While in the process of writing my proposed doctoral topic (linking pay cost management to the establishment and/or disallowance of business results), I came across a cool article. The title is wordy… but it is fascinating: “Performance Pay and Multidimensional Sorting: Productivity, Preferences, and Gender." It was written by Dohmen, Thomas and Falk, Armin and published in the American Economic Review**.
Here are some of the provocative antidotes:
- Output for variable pay systems, far exceeds those of fixed pay systems.
- Variable systems can create sorting mechanisms that discourage certain kinds of employees or great performers, in their specific field, from staying.
- Even those who hate this kind of performance pressure, will achieve better results. Meaning, if put under these variable schemes they will achieve more, but—and this is critical — they will sort themselves out of these pay systems and will leave if required. This sorting, therefore, can potentially harm the company where such important individuals would be best fitted to fixed pay systems as the dominant component of their total cash.

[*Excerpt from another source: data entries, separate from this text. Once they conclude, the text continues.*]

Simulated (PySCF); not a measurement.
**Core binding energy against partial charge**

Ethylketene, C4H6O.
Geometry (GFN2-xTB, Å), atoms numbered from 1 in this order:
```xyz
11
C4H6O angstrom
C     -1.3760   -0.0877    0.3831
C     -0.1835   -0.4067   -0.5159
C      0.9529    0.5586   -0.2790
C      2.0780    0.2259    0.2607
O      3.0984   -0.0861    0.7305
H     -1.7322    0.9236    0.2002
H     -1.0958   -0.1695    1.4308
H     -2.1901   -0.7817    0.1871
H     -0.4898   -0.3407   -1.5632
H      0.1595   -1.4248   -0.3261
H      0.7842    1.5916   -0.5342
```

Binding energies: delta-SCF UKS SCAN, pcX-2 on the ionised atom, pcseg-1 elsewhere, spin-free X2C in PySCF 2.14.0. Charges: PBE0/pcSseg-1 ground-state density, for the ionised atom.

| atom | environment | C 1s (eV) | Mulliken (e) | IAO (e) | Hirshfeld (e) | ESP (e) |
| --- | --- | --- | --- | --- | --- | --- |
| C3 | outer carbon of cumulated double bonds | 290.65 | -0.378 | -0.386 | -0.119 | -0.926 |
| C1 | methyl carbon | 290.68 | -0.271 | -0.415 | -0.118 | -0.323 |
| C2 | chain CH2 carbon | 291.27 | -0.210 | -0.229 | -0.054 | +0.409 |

- As a whole, the researchers also found that females do not favor variable pay as a standard for performance systems, which is interesting when considering equal pay, and the high value that females bring to the workforce (read the article).
- Certain high performing individuals, with a mindset to perform, welcome meritocracy and the differentiated pay based on differentiated results and find variable pays systems that accurately measure their performance as a preferred mode of pay for performance.
Before saying this cannot be true, remember, this is an academic paper meeting the rigors of strenuous peer review for one of the world’s most prestigious Economic journals. And yet, what do we predominately see in variable pay designs? For the most part, we find the following:
Everyone is treated the same.
1. Many employees, regardless of type, even when normalizing the data with the elimination of sales positions, are for the most part in the same pay variable system.
2. All employees as a whole within their identical grade types have the same percentage of collective to individual performance in their variable bonus scheme. So marketing, finance, HR etc. found in the same grade, would have the same bonus scheme.
The research is (correctly) suggesting this is wrong.
Just as lions do not eat hay and horses do not eat meat, we should, perhaps be mindful of how variable pay systems impact sorting. Everyone needs their own kind of food.
Yes, administrative complexity might limit this possibility. But remember what small agile businesses do – they differentiate. So, the question for all of us is:
What can you do to ensure that you have the right people sorted in the correct performance driven systems? And would it not, perhaps, be lovely to have the right profile of person in the right job with the right variable pay system allowing for the research to bear itself out with higher productive results?
Something to think about. This reminds me of a recent conversation I had with a CEO of a large NGO who, when he discovered my vocation, was quick to ask: “Can I pay some people in the same grade significantly more based on the value they create?” “Why do you ask?”, I replied. “Well, my Global Head of HR says that because all jobs have been appropriately sized, I must adhere to the pay band that each grade dictates."
I replied that this does not have to be the case. “Really?”, he replied. I clarified that as long as the governance is clear on the jobs that have been defined as creating significant value, and as long as the practice is not arbitrary and capricious, you can pay them as strategy requires.
This variable research says the same thing. We should not treat everyone the same. We should have variable pay systems that through their design can, to borrow a phrase from Harry Potter, sort the right people into the right house (job). Does it require magic? No. Just hard work.
** Performance Pay and Multidimensional Sorting: Productivity, Preferences, and Gender (Dohmen, Thomas; Falk, Armin.The American Economic Review; Nashville Sv. 101, Čís. 2, (Apr 2011): 556-590. DOI:10.1257/aer.101.2.556).